Item #4245 Reglemens et statuts, Concernant le Commerce, Art & Fabrique des draps, Or, Argent, & Soye, & autres Etoffes mélangées, qui se font dans la ville de Lyon & Faux-bourgs d'icelle, & dans tout le Pais de Lyonnois. SILK INDUSTRY.
Reglemens et statuts, Concernant le Commerce, Art & Fabrique des draps, Or, Argent, & Soye, & autres Etoffes mélangées, qui se font dans la ville de Lyon & Faux-bourgs d'icelle, & dans tout le Pais de Lyonnois.
The warp and the weft

Reglemens et statuts, Concernant le Commerce, Art & Fabrique des draps, Or, Argent, & Soye, & autres Etoffes mélangées, qui se font dans la ville de Lyon & Faux-bourgs d'icelle, & dans tout le Pais de Lyonnois. Lyon: André Laurens, 1708.

8vo (178 x 110 mm). 62 leaves, irregularly paginated: 95, [1 blank], [7], [1 blank], 3-15, [1 blank], 91-104 pp. (complete). Woodcut arms of Lyon on title, woodcut and typographic headpieces, woodcut initials. Short marginal tear in second leaf, marginal dampstain or spotting to a handful of leaves. Contemporary French gold-tooled russet goatskin, sides paneled with double fillets, central panel with fleuron tool repeated corners, spine gold-tooled in six compartments, gilt edges, marbled endpapers (small stains to covers, extremities rubbed, but a nice copy); old ink inscription, “Reglemens,” on front cover. ***

An attractive copy of a comprehensive edition of the many ordinances governing the Lyonese silk industry, regulating production and commerce as well as the important guilds of silk weavers and merchants. This edition contains the 67 regulations promulgated by Colbert and published in Lyon in 1667, followed by subsequent legal judgments, decrees, and royal letters patent.

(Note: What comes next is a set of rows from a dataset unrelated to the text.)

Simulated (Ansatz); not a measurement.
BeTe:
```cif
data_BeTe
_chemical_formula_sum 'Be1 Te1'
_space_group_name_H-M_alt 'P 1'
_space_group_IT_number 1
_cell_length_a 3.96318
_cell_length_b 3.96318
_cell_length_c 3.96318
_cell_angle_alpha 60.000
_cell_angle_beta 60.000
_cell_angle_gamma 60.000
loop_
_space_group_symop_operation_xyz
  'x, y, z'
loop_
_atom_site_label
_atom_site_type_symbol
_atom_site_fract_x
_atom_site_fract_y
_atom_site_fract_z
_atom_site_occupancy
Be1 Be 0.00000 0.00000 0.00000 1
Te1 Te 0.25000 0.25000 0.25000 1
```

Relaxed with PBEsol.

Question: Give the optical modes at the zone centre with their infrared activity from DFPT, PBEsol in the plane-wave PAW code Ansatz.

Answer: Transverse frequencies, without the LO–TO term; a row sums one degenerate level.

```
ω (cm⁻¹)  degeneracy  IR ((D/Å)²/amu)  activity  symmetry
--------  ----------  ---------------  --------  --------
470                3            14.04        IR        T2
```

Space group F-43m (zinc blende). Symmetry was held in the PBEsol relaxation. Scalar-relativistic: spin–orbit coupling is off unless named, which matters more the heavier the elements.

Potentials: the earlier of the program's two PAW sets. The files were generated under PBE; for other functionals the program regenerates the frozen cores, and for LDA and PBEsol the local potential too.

In 1536 Francis I granted the first privileges to textile entrepreneurs in Lyon, and the guild of Lyonese workers in “draps d'or, d'argent et soie” was established. The earliest known printed regulations of this Lyonese luxury textile industry date to 1554. The burgeoning industry attracted a growing population to the city, and it soon became the major source of textiles for the Court. Under Colbert, strict and very detailed quality controls were enacted (in 1667). Along with technical developments, this boosted the industry, which by the end of the seventeenth century had succeeded in rivaling the traditionally dominant Italian production of silk and other luxury textiles.

Some of the earlier statutes included in this edition are standard guild-related rules (prohibition against work on Sundays and feast days, worker protection, record-keeping, apprenticeships, funeral ceremonies, etc.), but most relate specifically to the commerce and production of silk. These rules fall into the categories of regulated materials, weaves, etc.; strict control of the commerce in textiles; and domestic protectionism. The later statutes add more detailed rules both concerning modalities of enforcement and the materials, measurements, and even stitches allowed for different types of fabric.

Each type of textile and weave was subject to precise rules governing its purity and composition. The technical precision of these regulations, as well as their vocabulary, make these statutes a valuable source for textile historians (one example among many: “qu’il sera permis de faire de Filatrices, Papelines, Raze de S. Maur, & autres semblables étoffes plaines ou figurées ... tant à deux & quatre fils par dent de peigne qu’au dessus, done les lisieres seront, soit de la couleur de la chaine ou autrement, & seront les chaines d’organcin filé tordu au moulin, & les trames de floret, galette, ou autre bourre de soye, [etc.]” - p. 61).

The various sections were clearly issued separately, accounting for the odd pagination, and at least one section must have had its own title, here removed (the “Lettres patentes et arrest du Conseil, portant reglement pour la manufacture des Etofes de Soye, Or & Argent de la Ville de Lyon. Données à Versailles le 2 Janv. 1703 ... ” [drop-title]).

OCLC records one US copy of this edition, at Harvard.